Given all of the above issues, perhaps it makes sense to simply make corpse disposal part of garbage pickup. If my dead opossum can go to the landfill, why not a dead pauper who died only because he was wrong-headed and lazy?

Farfetched? Not if you waste our nation’s precious time taking the statements of these two men as being in any way just, practical, rational, or realistic—let alone humane, or even human. I would submit to you that, taken at face value, the sentiments quoted above are not worthy of debate by feeling, thinking, rational, compassionate and just human beings.

Do these two government officials really believe the people they were appointed to serve should be abandoned and scooped up like roadkill when they inevitably die?

I don’t know. I prefer to think that they are either grossly ignorant of how simplistic ideologies fare when exposed to reality or so mired in partisan political morass that they will say whatever they think will please their ”base,” and do not intend to be taken either literally or seriously.

Do the human beings who make up that base believe in abandoning their fellow humans to starvation and homelessness? I think some of them believe they do. Why? I’m sure the reasons are diverse, but in the end, they come back to the circular logic that those on public assistance are somehow not worthy of that assistance, else they wouldn’t need it.

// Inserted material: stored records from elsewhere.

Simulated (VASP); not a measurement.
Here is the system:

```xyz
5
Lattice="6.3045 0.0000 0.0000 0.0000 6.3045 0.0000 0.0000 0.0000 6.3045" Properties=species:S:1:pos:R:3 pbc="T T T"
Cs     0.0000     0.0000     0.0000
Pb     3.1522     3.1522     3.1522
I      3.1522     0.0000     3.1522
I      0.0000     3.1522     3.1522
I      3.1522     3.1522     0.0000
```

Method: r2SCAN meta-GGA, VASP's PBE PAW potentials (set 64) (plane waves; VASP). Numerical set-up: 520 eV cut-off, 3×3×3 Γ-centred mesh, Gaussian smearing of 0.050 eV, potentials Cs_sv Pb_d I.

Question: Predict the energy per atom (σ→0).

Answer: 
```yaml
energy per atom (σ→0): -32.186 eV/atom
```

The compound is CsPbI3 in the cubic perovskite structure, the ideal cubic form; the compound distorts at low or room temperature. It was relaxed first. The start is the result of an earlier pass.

Most people, I think, who voice this sort of sentiment do so without stopping to think about its ultimate consequences if life isn’t really that simplistic. They demonstrate belief in a world in which there are the good rich and the lazy (but able-bodied) poor, whose station in life is determined entirely by how hard they have tried. It has nothing to do with such factors as access to education, adequate nutrition, housing, transportation, jobs, opportunity or just plain blind luck.

There is an element of fear in this ideology. If these people are poor because of a set of complex factors, most of which they had no direct control of, then it can happen to me. I am at risk. To negate that risk, it may be necessary to believe that poverty happens only to the lazy. I am not lazy, ergo, it cannot happen to me.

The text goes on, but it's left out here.